Recruiters admit to snooping on candidates

Prepping prior to interviewing your candidate is important – identifying unique areas on their CV will help to garner potential information that could boost their chances, puts them at ease and shows you’re interested in them as a person.

Yet according to totaljobs research, three-quarters of recruiters admit to checking their candidate’s social media as part of ‘interview preparation’ and a whopping 70% admitted to spending less than an hour preparing for an interview.

However, just 36% of candidates expect their social media to be screened. But they should - according to a recent Yougov study, one in five employers had rejected a candidate because of their online posts. Rudy Sooprayen, Associate Director, YouGov Omnibus comments on the controversial decision to take social media into account: “While you can argue whether someone’s personal social media channels should be fair game when they are applying for jobs, the fact is that a lot of organisations are looking at candidates’ online activity.

She warns that applicants need to take as much care with their Facebook and LinkedIn profiles as they do with their CVs and covering letters. 88% of recruiters agree that candidates should spend more time prepping, such as researching the company, thinking of questions to ask the employer (81%) and re-reading the job description (75%), according to the totaljobs survey. 34% of candidates admitted to putting in three hours of work to deliver a solid interview.

Yet, just over half (57%) of employers say that they always offer feedback after interviews. Just six per cent of candidates say they always receive feedback, with just 15% saying they receive it ‘most of the time’. Regardless of the outcome, 95% of candidates want feedback, with 79% wanting to know their mistakes in order to improve. However, just 33% have received feedback on their mistakes.
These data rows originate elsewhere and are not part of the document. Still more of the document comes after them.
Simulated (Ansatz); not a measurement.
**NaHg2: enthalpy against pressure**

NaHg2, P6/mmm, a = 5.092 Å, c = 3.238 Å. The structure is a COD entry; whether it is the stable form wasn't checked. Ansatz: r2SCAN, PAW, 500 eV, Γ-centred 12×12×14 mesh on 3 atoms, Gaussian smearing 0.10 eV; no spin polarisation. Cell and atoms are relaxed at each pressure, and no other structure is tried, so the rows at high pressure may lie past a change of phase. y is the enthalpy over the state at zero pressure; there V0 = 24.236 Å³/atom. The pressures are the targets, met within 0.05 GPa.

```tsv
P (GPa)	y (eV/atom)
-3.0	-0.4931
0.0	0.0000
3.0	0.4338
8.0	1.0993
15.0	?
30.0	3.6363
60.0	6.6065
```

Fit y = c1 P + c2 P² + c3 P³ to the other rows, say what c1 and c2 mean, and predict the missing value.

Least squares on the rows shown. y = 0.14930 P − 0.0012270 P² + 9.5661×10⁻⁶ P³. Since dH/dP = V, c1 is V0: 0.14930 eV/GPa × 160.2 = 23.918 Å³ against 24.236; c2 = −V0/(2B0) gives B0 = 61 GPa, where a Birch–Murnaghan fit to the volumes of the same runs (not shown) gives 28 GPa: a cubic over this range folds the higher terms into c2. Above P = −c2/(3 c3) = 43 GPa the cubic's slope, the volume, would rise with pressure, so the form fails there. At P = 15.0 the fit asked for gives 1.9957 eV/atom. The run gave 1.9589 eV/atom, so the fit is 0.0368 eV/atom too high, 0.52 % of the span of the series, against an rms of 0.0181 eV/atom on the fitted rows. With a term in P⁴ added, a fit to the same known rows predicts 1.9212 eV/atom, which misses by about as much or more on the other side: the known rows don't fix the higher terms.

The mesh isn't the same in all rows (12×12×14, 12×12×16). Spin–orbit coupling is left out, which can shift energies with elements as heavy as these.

Totaljobs HR Director, David Clift, comments: “Employers and candidates also seem to have vastly different experiences when it comes to feedback. Candidates can’t be expected to refine their interview technique without being told what they’re doing well and what they need to work on. 70% of candidates told us that they take the feedback on board, and apply it in future interviews, suggesting that with more in-depth feedback, we may be able to improve the process for all parties.”